By: Andy Green

This week starts us off at some crazy space butchery ran by dog-like creatures. Is Boba Fett about to jet pack in and whoop some ass? Nope! Instead, we see a familiar face, The Mandalorian. He’s on a bounty for one of the dog men. After the dog man gives him some sass, the Mandalorian quickly dispatches everyone in the room and decapitates the fella he was lookin’ for.

We then see the Mandalorian retrieve his bounty and go back to the Mandalorian Armorer and fellow Mandalorian Paz Vizsla. The Mandalorian is like hey what’s up, I got my ass kicked pretty good. The Armorer is like, well what the shit happened to ya? The Mandalorian tells her he’s been f**kin’ around with the dark saber. The armorer tells him the legendary tale that if he’s too big of a pussy to wield that thing, sh**’s gonna get g**damn crazy. They get the Mandalorian back on his feet and are like what else has been goin on?

He’s like, I miss Grogu and I got this Beskar spear. She’s like that spear is stupid, lets make somethin’ for Grogu. She makes Grogu a present and then starts to train the Mandalorian on how to use the dark saber. The Mandalorian has trouble with it as it gets heavier the less he believes he’s not a pussy. Paz Vizsla tells the Mandalorian… I think he’s a pussy… can I fight him for the dark saber? Everyone agrees that would be pretty cool. He gives Paz Vizsla a beatdown and everyone starts to chill again.

The armorer straight up asks the Mandalorian if he’s ever taken his helmet off and he’s like….oh f**k…. yeah one time, but I had to. She’s like, you’re still f**ked. The only way to get your honor back is to go to a place that’s probably not there and f**k around in some old water. The Mandalorian is like…well, sh**. Okay then.
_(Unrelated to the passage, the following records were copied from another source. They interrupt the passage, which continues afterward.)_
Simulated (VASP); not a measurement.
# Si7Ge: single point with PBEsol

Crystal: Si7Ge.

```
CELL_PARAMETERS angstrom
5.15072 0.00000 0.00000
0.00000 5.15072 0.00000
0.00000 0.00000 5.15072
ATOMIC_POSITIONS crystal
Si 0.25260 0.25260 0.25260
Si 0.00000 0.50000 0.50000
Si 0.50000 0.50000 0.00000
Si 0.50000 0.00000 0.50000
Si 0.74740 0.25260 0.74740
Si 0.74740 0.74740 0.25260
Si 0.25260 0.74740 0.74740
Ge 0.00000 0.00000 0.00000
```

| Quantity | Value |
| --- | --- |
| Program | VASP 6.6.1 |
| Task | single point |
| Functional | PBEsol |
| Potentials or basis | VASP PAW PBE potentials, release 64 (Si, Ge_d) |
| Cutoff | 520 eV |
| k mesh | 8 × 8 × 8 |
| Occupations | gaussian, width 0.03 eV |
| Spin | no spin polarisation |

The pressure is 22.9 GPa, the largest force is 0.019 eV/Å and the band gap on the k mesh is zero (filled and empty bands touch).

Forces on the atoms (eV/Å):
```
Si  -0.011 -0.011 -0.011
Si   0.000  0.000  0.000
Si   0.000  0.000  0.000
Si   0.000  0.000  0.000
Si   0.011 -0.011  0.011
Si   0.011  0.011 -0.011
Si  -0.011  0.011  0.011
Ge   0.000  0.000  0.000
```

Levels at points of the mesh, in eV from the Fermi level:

He heads to Tatooine to see Pelli Motto and her droids about his ship. She doesn’t have that one but she has one from one of the prequels. He reluctantly agrees and then takes off into space. He gets pulled over right away by some X-Wings that start askin’ him some questions. When things get heated the Mandalorian shoots off into space and the X-wing pilots decide he’s too fast and to just forget about that.

He lands back at Pelli Motto’s place and Fennic shows up and asks if he’s lookin for work? The Mandalorian is like that would be great, but I gotta go visit Grogu first.

What I Think So Far Star Wars Rating: This episode seems to be pushing the series in a direction I’m pretty stoked about.